By Cathy Puett Miller

Welcome back! If you are just joining this series of articles, you might want to refer back to Part 1 of the series -- A Shared Experience: The Key to Effective Read Alouds -- for important background information. In that article, we focused on the shared experience of read alouds; this week we take it deeper.

MORE THAN INTERACTIVE

Merely inviting students to contribute verbally when you read aloud to them isn’t enough. Take it to a higher level with analytical talk. What is analytical talk?

  • Making predictions or inferences that explain a character's motivation or connect events from different parts of the story.
  • More than regurgitating facts or understanding a surface meaning. More even than applying what you know to new situations. Go below the surface.
  • On the fourth of six levels of Bloom’s Taxonomy of Educational Objectives. The Cape Brenton-Victoria School Board (Nova Scotia) provides a valuable list of Bloom’s Taxonomy’s Model Questions and Key Words (assumptions, ideas, conclusions, implications) to consider when promoting this level of discussion.

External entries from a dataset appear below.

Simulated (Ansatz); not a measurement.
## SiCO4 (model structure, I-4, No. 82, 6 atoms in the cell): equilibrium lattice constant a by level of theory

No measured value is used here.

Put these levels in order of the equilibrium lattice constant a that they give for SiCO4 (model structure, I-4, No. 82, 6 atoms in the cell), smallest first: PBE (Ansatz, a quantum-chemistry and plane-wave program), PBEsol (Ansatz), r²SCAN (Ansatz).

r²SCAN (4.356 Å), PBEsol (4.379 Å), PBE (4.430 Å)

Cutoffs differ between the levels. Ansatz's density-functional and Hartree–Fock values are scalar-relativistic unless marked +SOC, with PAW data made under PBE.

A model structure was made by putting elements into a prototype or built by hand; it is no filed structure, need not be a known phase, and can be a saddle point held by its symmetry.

Teachers prompt students to engage in analytical talk by making comments that model such thinking and then asking thoughtful questions. (One of my favorites is “What do you think the author is trying to say here?") The greatest challenge in delivering a read aloud is to balance planning the instructional “insertions" (as we talked about in Part 1 of this series) while making them transparent to students. Here’s another example of a teachable moment that arose when an educator from Connecticut (who wants to remain anonymous) was reading to her 8th grade class from Chris Crutcher’s Whale Talk. She reached the part in Chapter 1 where the main character says,

"My father always said there are no coincidences; that when two seemingly unrelated events occur, they are related and should be treated that way."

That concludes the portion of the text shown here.